Coda File System

RE: venus crash

From: Florin Muresan <Florin.Muresan_at_atc.ro>
Date: Tue, 13 Mar 2007 14:58:43 +0200
Hello everybody!

I have a similar problem in my coda realm. Venus crashes when I try to
copy(overwrite)/delete many files. 
I use coda in a production environment for a web hosting solution.
During the testing period this situation never happened. My guess is
that the problem occurs because of the high number of accessed files per
second that triggers false conflicts.
I am running coda-server and coda-client version 6.0.16 on Debian
Sarge(stable) boxes and so far I didn't encounter any other problems. It
works very smoothly.

Do you think that if I install the version 6.9.0 the problem with false
conflicts will be avoided?
What any other suggestions for this situation?

Regards,
Florin

-----Original Message-----
From: Jan Harkes [mailto:jaharkes_at_cs.cmu.edu] 
Sent: Monday, March 12, 2007 8:09 PM
To: codalist_at_coda.cs.cmu.edu
Subject: Re: venus crash

On Mon, Mar 12, 2007 at 05:45:28AM +0100, S. Cance wrote:
> I missed something in the console log file :
> 
> 05:38:55 RecovTerminate: dirty shutdown (1 uncommitted transactions)
> Assertion failed: 0, file "fso_dir.cc", line 96
> Sleeping forever.  You may use gdb to attach to process 1890.

This is an assertion that triggers when we try to create a new filename
entry in a directory, but the name already exists. This is a situation
that should never occur, before we try to create this new directory
entry we should have checked if it exists or not.

So we may be forgetting (in some code path) to check if the name already
exists. It is also possible that we do try to check for existence, but
somehow combine that test with a check for the validity of the object
the name refers to and if that object is missing (which is definitely
possible during disconnected mode) we assume that the directory entry
can be safely created.

Either way, it is a bug. It may be hard to track down. Clearly we're
adding some name. If you are using vim, it has several different ways it
could possibly handle how files are written (create backup, overwrite
original, or move original to backup, create new version, etc)

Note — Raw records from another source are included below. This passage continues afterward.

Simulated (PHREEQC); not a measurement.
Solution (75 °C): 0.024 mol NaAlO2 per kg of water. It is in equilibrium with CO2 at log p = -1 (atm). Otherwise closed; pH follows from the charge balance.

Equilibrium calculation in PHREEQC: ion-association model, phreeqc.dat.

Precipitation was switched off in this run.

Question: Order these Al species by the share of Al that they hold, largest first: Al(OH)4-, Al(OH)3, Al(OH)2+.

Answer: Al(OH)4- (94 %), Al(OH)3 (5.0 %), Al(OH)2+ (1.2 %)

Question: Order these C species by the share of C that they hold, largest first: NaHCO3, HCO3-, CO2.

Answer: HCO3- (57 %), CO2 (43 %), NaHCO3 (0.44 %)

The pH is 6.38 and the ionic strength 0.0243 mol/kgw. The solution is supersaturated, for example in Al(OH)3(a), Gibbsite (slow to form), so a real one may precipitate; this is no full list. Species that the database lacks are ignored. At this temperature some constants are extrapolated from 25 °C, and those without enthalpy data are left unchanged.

Is the problem reliably reproducable? In that case you could rotate the
log, bump the debug level on your client and try to trigger the problem.

    (vutil -swap ; vutil -d 100) # rotate logfiles and set debug level
100

Then if the problem occurs again the log hopefully will contain enough
detail to figure out what sequence of operations caused the problem. If
the problem didn't occur it is probably best to set debugging back to 0
to avoid filling up your local disk.

    (vutil -d 0) # turn of excessive debug logging.

> I lost the modifications on the file, but what is surprising is that I

> get CML conflicts on vim's swp's files.
> 
> is it normal behaviour ?

There is a case where false conflicts are detected even when it only
involves write operations, or more specifically the store of new file
data when a file is closed, from a single client.

If your client is older than 6.9.0, it can switch between 2 different
modes of operation. In the 'connected' mode it will send individual
operations to the server (create/store/chown/chmod), the other mode is
typically called 'write-disconnected', but the same mechanism is used
after disconnections so a better name is probably 'reintegrating', it
logs the operations and reintegrates them several at a time.

Now when a connected mode store operation fails (f.i. network timeout)
we don't know if it ever reached the server. So to make sure we don't
lose any data we switch from connected mode to 'reintegrating' and
perform the store operation again, this time logging it in the CML so
that we will resend the operation when we get connected again.

Not the false conflict is triggered when the server did in fact see the
connected store operation and committed it locally, but the reply was
lost because of the disconnection/network timeout. In that case the
retried store from the CML is trying to update a file that was already
updated on the server and it is flagged as a conflict.

Reintegration does know how to detect repeated operations because it
assumes we have bad connnectivity, but it only works for when the
operation was previously sent by reintegration. 6.9.0 never uses
connected mode, so everything is logged and reintegrated and this
type of false conflict doesn't happen.

Jan
Received on 2007-03-13 09:14:21